There are a series of link corridors on the drawings linking different blocks – which seems a lot of waste – but what about the council tax payers money?
this is just the start and if LCC can break the covenant – and say just because/the covenant isn’t valid without explaining this will happen again and again.

When they decided not to put St Julie’s on Beaconsfield the Mayor said at the public meeting that he had walked around Beaconsfield Road that day and ‘he could not live with himself’ if he allowed the school to be put next to SFX. This is very worrying Joe Anderson only realised this at the last minute – considering his own son went to SFX on Beaconsfield Rd. It makes one wonder whether he has looked at how much money he is wasting overall across the city, how he could have a better and more economical and energy efficient design for the school without taking the wood, and still give the girls the school they need! And still sell the land he wants to sell to Redrow. Beats me why he wont do this.

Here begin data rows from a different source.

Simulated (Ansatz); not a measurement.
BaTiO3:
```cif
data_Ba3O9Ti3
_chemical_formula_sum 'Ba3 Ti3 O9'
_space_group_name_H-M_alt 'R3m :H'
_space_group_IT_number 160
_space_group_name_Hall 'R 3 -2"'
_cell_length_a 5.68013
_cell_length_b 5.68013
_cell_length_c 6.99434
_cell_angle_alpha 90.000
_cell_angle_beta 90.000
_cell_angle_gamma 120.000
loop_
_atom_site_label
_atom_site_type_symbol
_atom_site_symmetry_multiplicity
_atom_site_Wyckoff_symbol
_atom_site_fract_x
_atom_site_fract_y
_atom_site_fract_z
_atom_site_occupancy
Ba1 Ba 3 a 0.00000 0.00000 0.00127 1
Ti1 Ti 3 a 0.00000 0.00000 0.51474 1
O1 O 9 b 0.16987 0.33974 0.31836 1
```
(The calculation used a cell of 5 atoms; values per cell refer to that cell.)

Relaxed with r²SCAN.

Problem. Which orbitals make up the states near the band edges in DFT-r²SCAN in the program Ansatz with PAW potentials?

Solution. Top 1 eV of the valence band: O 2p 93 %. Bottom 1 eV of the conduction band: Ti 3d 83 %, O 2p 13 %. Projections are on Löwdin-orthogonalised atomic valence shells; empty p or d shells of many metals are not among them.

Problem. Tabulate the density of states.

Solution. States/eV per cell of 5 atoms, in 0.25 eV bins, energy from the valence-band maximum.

No devolved powers for Liverpool please!

By Bob Dawson

The devolved powers would be to an area covering the 6 authorities Bob, and would be served by a devolved structure quite different from that of LCC.
Surely the issues involved in the devolution of powers are separate from those at St. Juie’s. Liverpool will lose out in the long term if the wider area does not come together and sell itself as the much bigger city area it is. Birkenhead for example should be where Salford is now. Imagine how many jobs would be created if it was!

By Paul Blackburn

Paul yes I can see that. And it is a crying shame that we are losing out. But the question is with the current people running the city would we use the devolved powers and the resources given wisely? Would we actually effectively group to form a stronger union. Or would there just be in fighting like the last time the toys were thrown out of the pram and its all over the news for the wrong reasons? Im not saying never – Im just saying we need a change, just not now.

By Bob Dawson

We need to persuade them to make a better job of it Bob and to confine the infighting and parochialism to the past. The Wirral is the key! Salford and Wirral were roughly comparable 25 years ago when they were both competing to host the Imperial War Museum of the North. Wirral had a better historical case for that museum with Liverpool’s role in Battle of the Atlantic, and the Borough’s hosting of historic war ships on the East and West Floats at Wallasey Docks. ‘Twelve Quays’ is still struggling to reinvent itself as Wirral Waters despite a spectacular city waterfront setting, whilst Salford now has media city and ever growing office and residential quarter at the Quays. The Manchester area has worked solidly in unison since the 80s. The Liverpool area must do the same as once it does it will catch up, for the benefit of all those people in Birkenhead, and the rest of us too!

By Paul Blackburn

It is a disaster and the thin end of the wedge in relation to our green spaces. There is no need to take this public land as there is sufficient land already on the site to rebuild the school. In spite of everything Joe Anderson says about there being no plans to build houses on any part of the existing school site, just wait – we’ll find out if Anderson is telling the truth but then it will be too late.